Thursday, July 6 • 11:36am - 11:54am
**BradleyTerryScalable**: Ranking items scalably with the Bradley-Terry model

Keywords: Citation data, Directed network, Paired comparisons, Quasi-symmetry, Sparse matrices
Webpage: https://github.com/EllaKaye/BradleyTerryScalable
Motivated by the analysis of large-scale citation networks, we implement the familiar Bradley-Terry model (Zermelo 1929; Bradley and Terry 1952) in such a way that it can be applied, with relatively modest memory and execution-time requirements, to pair-comparison data from networks with large numbers of nodes. This provides a statistically principled method of ranking a large number of objects, based only on paired comparisons.
The BradleyTerryScalable package complements the existing CRAN package BradleyTerry2 (Firth and Turner 2012) by permitting a much larger number of objects to be compared. In contrast to BradleyTerry2, the new BradleyTerryScalable package implements only the simplest, ‘unstructured’ version of the Bradley-Terry model. The new package leverages functionality in the additional R packages igraph (Csardi and Nepusz 2006), Matrix (Bates and Maechler 2017) and Rcpp (Eddelbuettel 2013) to provide flexibility in model specification (whole-network versus disconnected cliques) as well as memory efficiency and speed. The Bayesian approach of Caron and Doucet (2012) is provided as an optional alternative to maximum likelihood, in order to allow whole-network ranking even when the network of paired comparisons is not fully connected.

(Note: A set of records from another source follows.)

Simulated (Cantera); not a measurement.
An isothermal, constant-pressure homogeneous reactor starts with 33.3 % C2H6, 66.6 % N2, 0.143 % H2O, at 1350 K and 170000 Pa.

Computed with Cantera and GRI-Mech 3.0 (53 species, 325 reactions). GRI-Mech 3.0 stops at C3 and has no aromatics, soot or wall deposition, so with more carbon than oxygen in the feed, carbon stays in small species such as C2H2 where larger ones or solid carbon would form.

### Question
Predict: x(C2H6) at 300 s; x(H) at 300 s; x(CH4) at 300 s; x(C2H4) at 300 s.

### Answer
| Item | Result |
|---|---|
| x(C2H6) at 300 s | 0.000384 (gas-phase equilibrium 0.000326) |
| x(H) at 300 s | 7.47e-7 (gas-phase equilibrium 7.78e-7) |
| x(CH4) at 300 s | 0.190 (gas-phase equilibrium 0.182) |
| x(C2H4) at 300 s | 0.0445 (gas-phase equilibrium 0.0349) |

The BradleyTerryScalable package can readily handle data from directed networks with many thousands of nodes. The use of the Bradley-Terry model to produce a ranking from citation data was originally advocated in Stigler (1994), and was studied in detail more recently in Varin, Cattelan, and Firth (2016); here we will illustrate its use with a large-scale network of inter-company patent citations.
Thursday July 6, 2017 11:36am - 11:54am
4.01 Wild Gallery